In 1940, France, threatened with total annexation by Nazi Germany, signed an armistice agreement with Germany that placed the French government in Vichy France and divided the country into an occupied and unoccupied zone. The Armistice also requisitioned the rolling stock of the SNCF—French National Railways—which became a significant arm in the German effort, transporting soldiers, goods, and over 75,000 deportees crammed into merchandise wagons toward Nazi extermination camps. Between 3,000-5,000 survived. Of the roughly 400,000 SNCF employees, Nazis murdered a couple of thousand for resistance or alleged in subordination. Railway men who resisted the Germans also often has to resist their employer as well. After the liberation of French at the end of WWII, the company—not simply the brave individuals -- received France’s Medal of Honor for its alleged role in the ultimate defeat of the Germans. This medal, along with other postwar propaganda in the form of films and books, instilled a singular narrative about the company’s heroic wartime role. This narrative continued uninterrupted until the 1980s. Those who returned, along with the relatives of many who did not, increasingly challenge the company’s simplified wartime narrative. In the 1990s, lawsuits against the company began in France and continue through 2016 in the United States. In response, the SNCF made efforts to intertwine story of deportation with the company narrative of resistance. One key forum for this attempt was a colloquium held in 2000 at the Assemblée Nationale in Paris.

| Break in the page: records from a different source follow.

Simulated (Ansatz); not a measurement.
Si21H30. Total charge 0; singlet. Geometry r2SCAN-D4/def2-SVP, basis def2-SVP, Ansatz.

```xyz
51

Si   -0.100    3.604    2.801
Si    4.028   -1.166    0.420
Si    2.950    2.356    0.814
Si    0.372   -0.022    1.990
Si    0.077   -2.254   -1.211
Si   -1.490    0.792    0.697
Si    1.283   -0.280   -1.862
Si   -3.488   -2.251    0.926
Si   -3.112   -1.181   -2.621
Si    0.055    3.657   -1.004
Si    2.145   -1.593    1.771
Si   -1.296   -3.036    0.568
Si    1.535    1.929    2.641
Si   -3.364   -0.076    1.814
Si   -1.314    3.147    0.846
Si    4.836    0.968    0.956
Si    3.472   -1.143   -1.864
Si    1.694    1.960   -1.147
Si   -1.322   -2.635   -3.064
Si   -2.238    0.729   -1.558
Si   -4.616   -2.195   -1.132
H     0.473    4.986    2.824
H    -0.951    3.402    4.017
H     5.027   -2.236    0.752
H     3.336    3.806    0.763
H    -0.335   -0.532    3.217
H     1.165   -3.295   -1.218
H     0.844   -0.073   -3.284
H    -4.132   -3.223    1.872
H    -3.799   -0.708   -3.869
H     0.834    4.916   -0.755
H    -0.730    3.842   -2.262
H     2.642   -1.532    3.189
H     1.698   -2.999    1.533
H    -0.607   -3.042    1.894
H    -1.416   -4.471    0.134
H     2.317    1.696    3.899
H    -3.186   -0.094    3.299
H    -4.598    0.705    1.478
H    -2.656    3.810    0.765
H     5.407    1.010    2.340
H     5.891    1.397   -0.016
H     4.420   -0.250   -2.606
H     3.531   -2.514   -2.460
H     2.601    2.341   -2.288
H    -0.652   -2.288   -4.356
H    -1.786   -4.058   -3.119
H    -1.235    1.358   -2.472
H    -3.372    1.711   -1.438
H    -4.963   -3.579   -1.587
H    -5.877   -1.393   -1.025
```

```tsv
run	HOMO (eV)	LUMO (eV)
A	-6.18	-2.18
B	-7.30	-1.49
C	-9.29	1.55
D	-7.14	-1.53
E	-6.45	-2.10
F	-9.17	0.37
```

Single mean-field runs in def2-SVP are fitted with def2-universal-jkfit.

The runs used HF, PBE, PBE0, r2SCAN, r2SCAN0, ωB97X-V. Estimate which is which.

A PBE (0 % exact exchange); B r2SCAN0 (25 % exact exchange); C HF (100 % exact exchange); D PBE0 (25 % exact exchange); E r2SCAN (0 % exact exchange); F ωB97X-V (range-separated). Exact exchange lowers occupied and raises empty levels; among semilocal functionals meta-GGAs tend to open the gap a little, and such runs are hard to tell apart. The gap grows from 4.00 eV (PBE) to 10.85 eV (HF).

That colloquium is examined here through the lenses of three forms of narrative analysis: structural, functional, and post-structural. Each analytic frame illuminates different challenges to that colloquium’s attempts at revising history through altering a mystified institutional narrative. Through the analysis of this case, the author establishes the power of these analytic frameworks when examining problematic discursive spaces that hold in place master narratives and limit moral work.